Over the last week, the racial wealth gap in America has received significant attention following the release of a new study from Pew Research Center, which found that the disparity between White and minority households in wealth and financial security has continued to expand since the Great Recession of 2008. The report’s findings are stunning, and a clear signal that the building and preservation of financial assets among communities of color is not only a moral imperative; it is an economic priority for maintaining the nation’s economic competitiveness.

Undeniably, the economic recession wreaked indiscriminate havoc on the wealth and balance sheets of all American households; however, for Hispanic, African-American and Asian households, the recession was especially devastating. Between 2005-2009, these communities of color lost more than half their net worth (66%, 54% and 53%, respectively), while White households lost 16%. The impact of this massive loss of net worth has led to an increase in financial insecurity, further compounding the dire and disproportionate consequences communities of color have historically faced. Unfortunately, these minority communities face additional obstacles to financial security, as research now shows that they are also experiencing a negative impact from the so-called recovery.

Though the racial wealth gap began to narrow prior to the recession, evidence from the Pew study indicates that the recovery has done nothing to remedy the disproportionate loss of financial assets. White households now hold 13 times the wealth held by African-American households—the highest the wealth gap has been between these two groups in 25 years—and 10 times the wealth held by Hispanic households. Making matters worse, not only has the recovery failed to decrease the overall wealth gap, but there has been a continual decrease in the net worth of African American and Hispanic households.1 Between 2010 and 2013, the median net worth of African-American and Hispanic households dropped nearly 34% (from $16,000 to $11,000) and 14.3% (from $16,000 to $13,700), respectively. For White households, the recovery has been much kinder—their median net worth increased by 2.4% (from $138,600 to $141,900).

If these trends continue, the entire U.S. economy will suffer, especially since it is now projected that the U.S. population will be largely comprised of communities of color by 2043.

The Asset Building Policy Network (ABPN) and its members’ affiliates are committed to closing the racial wealth gap by enabling the economic progress of low‐ and moderate-income communities of color through policy advocacy, research and implementation of programs aimed at generating savings and strengthening household financial resiliency.

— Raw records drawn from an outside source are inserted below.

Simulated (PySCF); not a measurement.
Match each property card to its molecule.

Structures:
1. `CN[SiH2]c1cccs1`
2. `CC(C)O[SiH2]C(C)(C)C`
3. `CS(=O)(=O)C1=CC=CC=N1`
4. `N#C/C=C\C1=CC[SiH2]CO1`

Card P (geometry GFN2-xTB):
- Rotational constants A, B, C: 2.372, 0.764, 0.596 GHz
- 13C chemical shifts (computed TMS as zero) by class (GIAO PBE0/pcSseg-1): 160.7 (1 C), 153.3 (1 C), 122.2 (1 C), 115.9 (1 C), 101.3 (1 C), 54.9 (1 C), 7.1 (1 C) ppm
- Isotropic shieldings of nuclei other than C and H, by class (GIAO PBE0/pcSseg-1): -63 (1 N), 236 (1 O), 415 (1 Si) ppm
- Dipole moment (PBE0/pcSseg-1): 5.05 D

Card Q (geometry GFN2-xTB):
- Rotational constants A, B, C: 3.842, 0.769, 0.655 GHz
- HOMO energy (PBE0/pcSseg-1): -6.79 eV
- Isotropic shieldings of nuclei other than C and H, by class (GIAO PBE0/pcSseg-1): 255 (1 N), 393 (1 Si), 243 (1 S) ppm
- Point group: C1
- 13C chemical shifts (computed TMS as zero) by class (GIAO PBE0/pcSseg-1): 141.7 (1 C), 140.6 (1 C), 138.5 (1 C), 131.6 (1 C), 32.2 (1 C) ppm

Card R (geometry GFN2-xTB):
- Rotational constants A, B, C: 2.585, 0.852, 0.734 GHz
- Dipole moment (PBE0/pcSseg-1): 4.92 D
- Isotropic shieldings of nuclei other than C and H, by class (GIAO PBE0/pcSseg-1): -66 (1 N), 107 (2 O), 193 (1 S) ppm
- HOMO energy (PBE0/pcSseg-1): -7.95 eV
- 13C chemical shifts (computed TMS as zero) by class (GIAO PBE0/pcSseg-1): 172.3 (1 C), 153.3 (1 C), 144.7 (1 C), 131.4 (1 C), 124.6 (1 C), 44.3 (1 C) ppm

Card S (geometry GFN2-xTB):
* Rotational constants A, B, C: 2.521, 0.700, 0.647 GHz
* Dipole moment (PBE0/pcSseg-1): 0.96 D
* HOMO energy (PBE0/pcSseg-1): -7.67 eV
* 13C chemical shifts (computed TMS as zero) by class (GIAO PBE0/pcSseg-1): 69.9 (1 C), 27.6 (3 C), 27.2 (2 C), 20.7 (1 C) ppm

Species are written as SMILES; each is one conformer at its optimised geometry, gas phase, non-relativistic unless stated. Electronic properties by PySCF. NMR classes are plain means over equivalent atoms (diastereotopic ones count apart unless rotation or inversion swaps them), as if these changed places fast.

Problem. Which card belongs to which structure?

Some of these ABPN member research projects include:

  • Banking in Color: New Findings on Financial Access for Low-and-Moderate Income Communities. This report examines how low- and moderate-income African Americans, Asian Americans and Pacific Islanders interact with the financial system and access credit and other financial products and services. The report was produced by the National Council of La Raza (NCLR), the National Coalition for Asian and Pacific Islander Community Development (National CAPACD) and the National Urban League (NUL).
  • Reaching Low-Income Communities of Color on Real Finances is a report that provides insights into the attitudes and behaviors related to personal finances in low-income minority communities, and offers recommendations on how advocates can improve the way they engage communities of color around issues of financial health. This public opinion research study, which was conducted by The Leadership Conference on Civil and Human Rights in partnership with ABPN members and Brilliant Corners Research, took place over the last year and included focus groups with low-income Hispanic, African-American and Asian individuals in Prince George’s County, MD, and San Francisco, CA. The study was also based on interviews with over 1,200 low-income minorities from across the country.
  • Family Assets Count is an initiative that aims to expand financial security by combining cutting-edge data with tools for building coalitions designed to enable more effective partnerships. Family Assets Count also works to use data to inform programs and policies that help move families into economic security. This project, led by CFED in partnership with Citi Community Development, builds upon the success of the Assets & Opportunity Scorecard by providing data and information on household financial security, household wealth and financial access at the county and city levels—including in-depth analysis for ten cities, beginning with Boston, Chicago, Houston, Miami and the California Capital Region.

These research programs, combined with studies like the Pew report, should inform and frame how policymakers and other influential decision-makers implement programs and policies that impact wealth building among communities of color. The ABPN will continue to advance meaningful policy changes that help close the racial wealth gap and achieve greater economic prosperity.

1 This Pew report did not present calculations regarding how Asian households fared during the economic recovery.